Relative to cost savings opportunities, I would argue that introduction of Sarbanes Oxley into their operation is probably not going to help the cost structure. On the other hand, being a part of a larger organization will help on other issues. So, I think on a balancing act, I think we think it will be roughly, cost structure should be roughly similar, post and, pre and post, whatever synergies we pick up as they blend into the corporate structure, we'll more than make up for the costs associated with implementing some of the control features that, you know, it's a single, stand-alone entity in a non-public environment, they don't have to deal with.
The balance sheets items here, total cash at the end of the year was $168.5 million. Bank debt was $2.343 billion. Capital lease is 10.5. Pocono Downs balance due there on- - we can negotiate a settlement with the Mohegans- - is $25 million. Two sets of bonds for 250 and 200, for a total of 450, less total debt at 2.8, $2.9 billion. That should cover everything you're looking for there.

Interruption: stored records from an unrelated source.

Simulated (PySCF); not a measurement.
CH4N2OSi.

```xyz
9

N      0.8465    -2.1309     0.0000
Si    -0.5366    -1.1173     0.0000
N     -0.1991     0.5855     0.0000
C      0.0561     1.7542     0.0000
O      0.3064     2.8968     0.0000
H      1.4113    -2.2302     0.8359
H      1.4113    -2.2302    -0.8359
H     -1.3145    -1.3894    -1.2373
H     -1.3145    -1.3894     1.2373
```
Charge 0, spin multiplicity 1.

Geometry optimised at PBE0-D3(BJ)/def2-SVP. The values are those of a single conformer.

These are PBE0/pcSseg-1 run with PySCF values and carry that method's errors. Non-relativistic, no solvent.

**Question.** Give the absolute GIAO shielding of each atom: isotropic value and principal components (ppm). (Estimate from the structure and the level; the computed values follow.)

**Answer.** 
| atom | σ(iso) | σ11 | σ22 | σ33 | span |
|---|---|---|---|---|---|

Peter Carlino - Chairman/CEO
: Let me add one comment about Zia Park. We actually see some nice upside over the next couple of years in that market. It's a very rapidly growing area. There's much discussion here now about building a hotel, which I actually think and most of you know, we're not hotel builders for the sake of building hotels. I think we're all fond of saying we're not in the hotel business. So, but where it serves our facility, we're not unwilling to invest there. This is probably a market where a modest-size hotel makes a lot of sense and we can see some nice growth in that little property over the next few years. So, we are hopeful it's going to be a nice opportunity for us.
Joseph Greff - Analyst
Thanks guys.
Operator
Our next question comes from the line of Larry Klatzkin with Jefferies. Please proceed with your question.
Larry Klatzkin - Analyst
Hey guys. Couple of them. One, just to clean up on balance sheet. Capitalized interest? Currently and what it might go forward? And then corporate going forward?
Bill Clifford - CFO
Capitalized interest in the fourth quarter was $2.4 million, for a total of roughly $8 million for the year. Looking forward in the first quarter we're expecting roughly $3.8 million and for the year $20.8 million.
Larry Klatzkin - Analyst
All right. And corporate expense going forward?
Bill Clifford - CFO
Corporate expense we actually expect to be relatively flat in a year-over-year basis. As a result of, obviously, there's some increase in cost, but expecting, well, one of the positions is keeping Kevin's open position is helping control it. But, no, we're actually expecting corporate overhead to be roughly flat.
Larry Klatzkin - Analyst
Okay. As far as Bay St. Louis goes. You guys have said before that you again wouldn't begin selling it and on that same light the two proposed casinos on I-10 that would kind of block you off a little bit from people coming from that direction.
Peter Carlino. Look, our preference is not to sell. I mean, fundamentally I'm not a seller. Don't, the concept of selling anything is not one of my favorite things. And I certainly, to the degree folks are listening at the properties, that's not been an active discussion here at all. I think the bigger question is what can we do to maximize value at that property and that's really where our attention is focused now. Go down and look at the market, have a realistic sense of how quickly it's going to come back. In fact, we just acquired some more ground to improve our entrance to the property. We're updating costs on building a permanent facility. And I would suggest that we're actually more forward-looking than not, that's really where our time is spent.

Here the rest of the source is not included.